Inheritance and Divorce in Florida

Last updated on December 16, 2022
Divorce and inheritance in Florida

A married couple will rarely receive an inheritance together.  More typically, one spouse will receive an inheritance via a bequest individually, i.e. “to my loving daughter”  What happens to this inherited property after a Florida divorce?

Marital Property vs. Non-Marital Property in Florida 

The Florida statutes outline that “the court shall set apart to each spouse that spouse’s nonmarital assets and liabilities” and that for marital assets “the distribution should be equal” Fla. Stat. Sec 61.075

So, if an asset is non-marital, whoever has that asset in their name or possession gets to keep that asset after the divorce without dividing it.  If an asset is marital, that asset’s value will be split 50/50 in the divorce.

So, what kind of asset is an inheritance in a Florida divorce?

“Nonmarital assets and liabilities” include: Assets acquired separately by either party by noninterspousal gift, bequest, devise, or descent, and assets acquired in exchange for such assets;” Fla. Stat. Sec. 61.075(6)(a)(4)(b)

Any inheritance is a non-marital asset and can therefore will not be divided in a Florida divorce.  What’s more, if you sell that inherited asset and buy something new with the proceeds from the sale, the new purchase will remain a non-marital asset.
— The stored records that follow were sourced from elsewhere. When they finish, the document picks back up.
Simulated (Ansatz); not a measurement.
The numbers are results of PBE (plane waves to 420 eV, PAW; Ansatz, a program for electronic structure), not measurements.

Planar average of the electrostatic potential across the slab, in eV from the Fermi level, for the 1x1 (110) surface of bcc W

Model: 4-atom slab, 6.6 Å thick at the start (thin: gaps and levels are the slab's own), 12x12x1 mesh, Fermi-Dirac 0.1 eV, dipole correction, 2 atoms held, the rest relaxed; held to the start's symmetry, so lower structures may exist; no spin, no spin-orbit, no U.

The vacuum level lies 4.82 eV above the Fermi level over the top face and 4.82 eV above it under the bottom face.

Proving an asset is inherited in a Florida divorce

You’re going to have to prove that the asset was inherited.

“All assets acquired and liabilities incurred by either spouse subsequent to the date of the marriage and not specifically established as nonmarital assets or liabilities are presumed to be marital assets and liabilities. Such presumption is overcome by a showing that the assets and liabilities are nonmarital assets and liabilities.” Fla. Stat. Sec. 61.075(a)

This requires a clear showing of your finances proving that the property in question came directly and exclusively from the inheritance.

Inheritance and alimony in a Florida divorce

To determine alimony in a Florida divorce “the court shall first make a specific factual determination as to whether either party has an actual need for alimony or maintenance and whether either party has the ability to pay alimony or maintenance” Fla. Stat. Sec. 61.08

There’s a two-part test to determine alimony:  1) Does a person need alimony and 2) Can the other person pay alimony.

In answering those two questions the Florida courts may consider “The financial resources of each party, including the nonmarital and the marital assets and liabilities distributed to each.” Fla. Stat. Sec. 61.08(d)

So, an inheritance can cause a person to be capable of paying alimony even though the inheritance is non-marital property in Florida.

There is a way around inheritance being used for alimony.  If you do not change your lifestyle or get divorced immediately after receiving the inheritance, the courts will apply the previous standard of living in determining that spouse’s need for alimony. Goodman v. Goodman, 797 So. 2d 1282 – Fla: Dist. Court of Appeals, 4th Dist. 2001

Inheritance and divorce lawyer on Florida

Can An Inheritance Become Marital Property?

Inherited property can transform from non-marital property to marital property if the property is given to the other spouse or if the property is put into a joint account or property with the spouse.

There are two competing rules operating in this scenario.  1) Inherited property is non-marital and 2) interspousal gifts become marital property.

When dealing with these two competing rules, “It is the task for the trial court in a dissolution proceeding to determine whether the recipient intended that the assets remain non-marital or whether the recipient’s conduct during the marriage gives rise to the presumption of a gift to the other spouse.” Lakin v. Lakin, 901 So. 2d 186, Fla. Dist Court of Appeals.

This typically boils down to whether the inherited money got deposited in an account that had non-marital assets.  First, it’s tough to determine what is the inherited money and what isn’t inherited money after commingling.  Second, the other spouse presumably has access to all of the money in the joint account as if it was all theirs…and it is essentially like a gift to the marriage.

What If I Receive My Inheritance In Advance?

Often parents or grandparents will give a child or grandchild their inheritance in advance, especially if they’re going through a hard time in their lives.

This early inheritance property is treated as non-marital because it is a gift.  Non-marital assets are “Assets acquired separately by either party by noninterspousal gift” Fla. Stat. Sec. Fla. Stat. Sec. 61.075(6)(a)(4)(b)

To learn more about inheritance and divorce in Florida contact Naples, Florida family law attorney Russell Knight for a free consultation.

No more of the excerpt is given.